The Vault
Locked in
History
A Door With Secrets
Sitting proudly outside the South Pacific WWII Museum in Luganville is one of the Museum’s most unusual and unexpected artefacts — a massive wartime bank vault door weighing more than 2.5 tonnes.
For decades, the door remained hidden inside a former bank vault in central Luganville, largely forgotten behind concrete and steel. But when redevelopment plans threatened the site, the Museum knew the vault door had to be saved.
Thankfully, Rosemary and Richard Lo from the LCM Group acted quickly, securing the door on behalf of the Museum before it could disappear forever.
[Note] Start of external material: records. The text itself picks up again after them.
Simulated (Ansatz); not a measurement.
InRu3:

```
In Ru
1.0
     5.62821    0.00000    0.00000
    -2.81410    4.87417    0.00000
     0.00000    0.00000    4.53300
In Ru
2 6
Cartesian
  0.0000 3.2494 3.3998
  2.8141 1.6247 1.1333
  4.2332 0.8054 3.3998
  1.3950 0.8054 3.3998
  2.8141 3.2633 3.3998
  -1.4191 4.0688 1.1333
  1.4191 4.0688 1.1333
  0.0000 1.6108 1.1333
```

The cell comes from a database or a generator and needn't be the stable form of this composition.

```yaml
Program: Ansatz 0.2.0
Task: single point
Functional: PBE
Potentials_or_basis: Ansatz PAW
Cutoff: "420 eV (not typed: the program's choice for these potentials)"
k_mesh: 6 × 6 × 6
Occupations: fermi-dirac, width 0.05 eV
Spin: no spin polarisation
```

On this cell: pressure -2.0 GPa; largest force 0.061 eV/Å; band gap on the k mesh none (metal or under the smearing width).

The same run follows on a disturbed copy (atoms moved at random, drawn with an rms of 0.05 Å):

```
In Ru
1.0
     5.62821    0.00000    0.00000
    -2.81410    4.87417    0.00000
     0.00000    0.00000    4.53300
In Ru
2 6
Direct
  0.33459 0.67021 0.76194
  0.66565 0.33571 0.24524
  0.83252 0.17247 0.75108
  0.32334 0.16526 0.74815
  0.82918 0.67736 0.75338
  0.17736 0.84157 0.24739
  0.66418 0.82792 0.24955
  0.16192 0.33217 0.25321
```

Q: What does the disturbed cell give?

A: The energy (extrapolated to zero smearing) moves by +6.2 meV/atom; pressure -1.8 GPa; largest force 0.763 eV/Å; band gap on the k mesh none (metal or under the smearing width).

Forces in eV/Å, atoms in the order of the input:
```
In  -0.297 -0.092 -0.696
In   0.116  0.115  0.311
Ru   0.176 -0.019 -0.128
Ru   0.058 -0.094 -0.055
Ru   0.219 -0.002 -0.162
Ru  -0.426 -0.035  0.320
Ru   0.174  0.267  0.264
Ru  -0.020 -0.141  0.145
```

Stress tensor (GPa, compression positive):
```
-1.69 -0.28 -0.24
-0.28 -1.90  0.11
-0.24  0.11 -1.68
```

What followed was a remarkable recovery operation involving Santo Hardware staff, heavy machinery, reinforced concrete foundations, and an extraordinary amount of determination.
Today, the vault door has become one of the Museum’s most photographed exhibits — not simply because of its enormous size, but because of the story hidden behind it.
Moving 2.5 Tonnes Of History
Removing the vault door was no simple task.
The enormous steel frame had been locked into reinforced concrete for almost eighty years. Separating it from the original structure required careful cutting, lifting, and coordination by the Santo Hardware team under the guidance of Museum Chairman Bradley Wood.
Once freed, the door was transported through Luganville on the back of a Santo Hardware truck before being carefully lowered into position outside the Museum using heavy lifting equipment.
A specially reinforced concrete foundation had already been prepared outside the Museum entrance, with additional roof supports later added to safely stabilise the immense weight of the door and frame.
The operation itself quickly became something of a local spectacle.
One Of The World’s Finest Vaults
Research soon revealed that the Museum’s vault door was almost certainly manufactured by the legendary Mosler Safe Company — regarded for decades as one of the finest vault manufacturers in the world.
Mosler vaults protected some of America’s most important assets, including the famous Fort Knox gold depository and the heavily protected vault housing the United States Constitution, Declaration of Independence and Bill of Rights inside the National Archives in Washington DC.
Perhaps even more remarkably, a Mosler vault installed inside Hiroshima’s Teikoku Bank survived the atomic bombing in 1945 despite being located only a few hundred metres from the blast hypocentre.
To discover that one of these extraordinary vault doors had found its way to wartime Espiritu Santo was an astonishing revelation.
Cracking The Mystery
When the vault door first arrived at the Museum, very little was known about it.
There were no manufacturer’s plates, no identifying markings, and much of the locking mechanism had been damaged or removed many years earlier. Determined to learn more, Museum Project Manager James Carter began researching the door’s origins.
Emails to vault manufacturers produced little response, but an online trail eventually led to the Lock Picking 101 forum and later the Safe and Vault Collectors group on Facebook — where the Museum suddenly found itself connected with some of the world’s leading experts on safes and vaults.
Using photographs of the damaged lock and surviving internal mechanisms, members of the group gradually pieced together the vault’s identity.
One collector known as “Squelchtone” identified the remains of the lock as a rare Mosler Bahmann indirect drive mechanism manufactured by Yale for Mosler. Further investigation eventually led to internationally respected vault specialist Dave McOmie, who confirmed the Museum’s door was indeed a Mosler vault.
After months of research, the mystery had finally been solved.
How The Vault Worked
Although parts of the locking system are now missing, much of the original mechanism remains intact and still provides an extraordinary glimpse into how the vault once operated.
Once the correct combination was entered, an internal mechanism retracted a series of enormous steel locking bolts hidden within the door itself. A large pressure wheel would then slowly pull the heavy door away from its frame before it could finally swing open.
Experts assisting the Museum even provided videos and technical explanations of similar restored Mosler vaults, allowing the Museum team to better understand the engineering hidden inside the massive steel structure.
Even in its damaged state, the craftsmanship and complexity of the vault remains remarkable.
A Remarkable Survivor
Today, the vault door stands outside the Museum not simply as a relic of wartime Santo, but as a reminder of the extraordinary infrastructure that once existed here during World War II.
It is a piece of industrial engineering, a surviving fragment of Base Button, and an unexpected connection between Espiritu Santo and some of the most famous vaults in the world.
And perhaps most remarkably of all, after decades hidden away behind concrete walls in Luganville, its story is finally being told once again.